For Israeli nature lovers, the thousands of narcissus flowers blooming in and around the Kishon River made for a nice surprise this winter.

These early-blooming, cheerful flowers are regularly photographed in the Valley of Narcissus Flowers in north Tel Aviv but they haven’t bloomed en masse along the Kishon River in 20 years.

The flowers carpet a swath of land stretching from the south bank of the river to Highway 22 on the coastal plain of the Mediterranean Sea, between Julis and Histadrut bridges.

According to the Kishon River Authority, this area was once famous for its majestic flower displays. Until 1995, more than 250,000 wild narcissus flowers bloomed here simultaneously.

A mixture of industrial pollution and over-picking – today, it is against the law to pick wildflowers — turned the banks of the Kishon into wasteland. Moreover, the Ports Authority sanctioned some of the land for container storage.

The return of the blooming narcissus flowers is another sign of the successful efforts by the Environmental Protection Ministry and Kishon River Authority to revive this 43.5-mile river and its banks.

Narcissus flowers carpeting the Kishon River banks. Photo by Olga Vdov/Kishon River Authority
Narcissus flowers carpeting the Kishon River banks. Photo by Olga Vdov/Kishon River Authority

“We view the few remaining open fields along the slopes of the Kishon River with great importance. The Kishon River Authority is working hard to preserve these areas in order to maintain the unique nature this place offers,” Kishon River Authority CEO Sharon Nissim said.

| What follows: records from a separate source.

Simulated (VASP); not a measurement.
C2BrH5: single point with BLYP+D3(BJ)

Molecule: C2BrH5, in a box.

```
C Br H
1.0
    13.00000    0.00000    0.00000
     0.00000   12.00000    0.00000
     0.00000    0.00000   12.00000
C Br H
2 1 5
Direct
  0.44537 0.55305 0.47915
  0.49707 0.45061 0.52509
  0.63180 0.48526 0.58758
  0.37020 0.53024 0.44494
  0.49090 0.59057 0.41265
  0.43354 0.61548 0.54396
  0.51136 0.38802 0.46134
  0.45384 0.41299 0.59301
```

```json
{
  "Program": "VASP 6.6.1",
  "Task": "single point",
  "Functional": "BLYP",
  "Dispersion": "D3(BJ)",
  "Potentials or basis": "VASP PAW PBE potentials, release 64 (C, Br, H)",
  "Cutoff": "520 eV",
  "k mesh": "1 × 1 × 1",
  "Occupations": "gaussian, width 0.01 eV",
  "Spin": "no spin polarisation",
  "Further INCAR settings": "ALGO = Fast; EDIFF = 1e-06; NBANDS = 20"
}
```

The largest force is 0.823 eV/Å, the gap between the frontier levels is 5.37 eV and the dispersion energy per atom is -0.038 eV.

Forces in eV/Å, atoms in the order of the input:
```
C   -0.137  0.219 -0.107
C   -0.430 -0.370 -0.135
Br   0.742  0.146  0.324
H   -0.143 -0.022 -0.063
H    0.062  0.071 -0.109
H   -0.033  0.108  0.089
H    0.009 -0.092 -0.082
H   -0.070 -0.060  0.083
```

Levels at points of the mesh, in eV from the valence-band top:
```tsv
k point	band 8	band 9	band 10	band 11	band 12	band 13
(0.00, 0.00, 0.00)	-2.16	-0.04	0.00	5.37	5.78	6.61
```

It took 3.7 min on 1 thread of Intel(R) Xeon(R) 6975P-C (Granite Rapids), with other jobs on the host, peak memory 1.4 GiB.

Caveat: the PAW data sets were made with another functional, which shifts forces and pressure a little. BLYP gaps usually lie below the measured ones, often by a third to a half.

In related news, large cormorants on winter migration have chosen the Kishon River banks as their resting place. For the fourth year in a row, a record-breaking number of these birds are back to nest on the rehabilitated banks of what was once Israel’s most polluted streambed.

Nissim said the Kishon River Authority counted nearly 2,000 birds this month.

The Kishon River has become a destination for ecologists from around the globe to see how the authority monitors the river and conserves wildlife habitats in and around the Kishon.